Mireille Toulekima is an African Australian award-winning entrepreneur, public figure, global leader, empowerment advocate, and inspirational champion who steps into her greatness to lead others to success. She is the Greatness Engineer in Chief and uses her reputation to unleash the unlimited potential of those around her. In doing so, she encourages others to make each day a masterpiece and step into their roles as the CEOs of their lives. This is what Mireille brings to the table of life and is only part of what she shared in this Sheen Magazine exclusive.
Who is Mireille Toulekima?
My journey started in Gabon, West Africa. I’ve lived in and visited over 30 countries and speak five languages. I have a global reputation as an inspirational woman who enjoys big challenges. I embody authenticity, leadership, positivity, spiritual strength, and feminine power. I’m part of the new wave of women who embrace spiritual consciousness and mindfulness as well as non-traditional sectors, globalization, innovation, and digital disruption. I dare to think differently, take risks, and dream big.

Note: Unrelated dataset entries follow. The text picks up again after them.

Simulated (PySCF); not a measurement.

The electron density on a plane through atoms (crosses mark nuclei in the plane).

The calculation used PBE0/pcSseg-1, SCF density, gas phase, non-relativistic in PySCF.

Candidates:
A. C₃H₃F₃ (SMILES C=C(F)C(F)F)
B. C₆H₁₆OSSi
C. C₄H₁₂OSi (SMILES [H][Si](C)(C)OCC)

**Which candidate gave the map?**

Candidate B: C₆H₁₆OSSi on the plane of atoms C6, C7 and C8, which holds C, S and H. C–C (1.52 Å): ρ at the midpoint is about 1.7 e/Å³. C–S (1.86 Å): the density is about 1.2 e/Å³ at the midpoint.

I am a three-time author. Following the 2016 publication of Stepping Into Your Greatness: Twelve Rules for Building an Outstanding Life, I developed an Authentic Leadership System called D.A.R.E. (Decide, Act, Review, Expand), launched the Greatness Engineering Movement in 2018, started the Greatness Engineering Hour Show in 2019, and recently launched The Greatness Engineering Magazine. These platforms reflect my mission to encourage and inspire individuals to become the best versions of themselves and help them reach self-actualization and engineer greatness where they are, in everything they do, and where it matters.
What is the Greatness Engineer and what inspired the Greatness Engineering Movement?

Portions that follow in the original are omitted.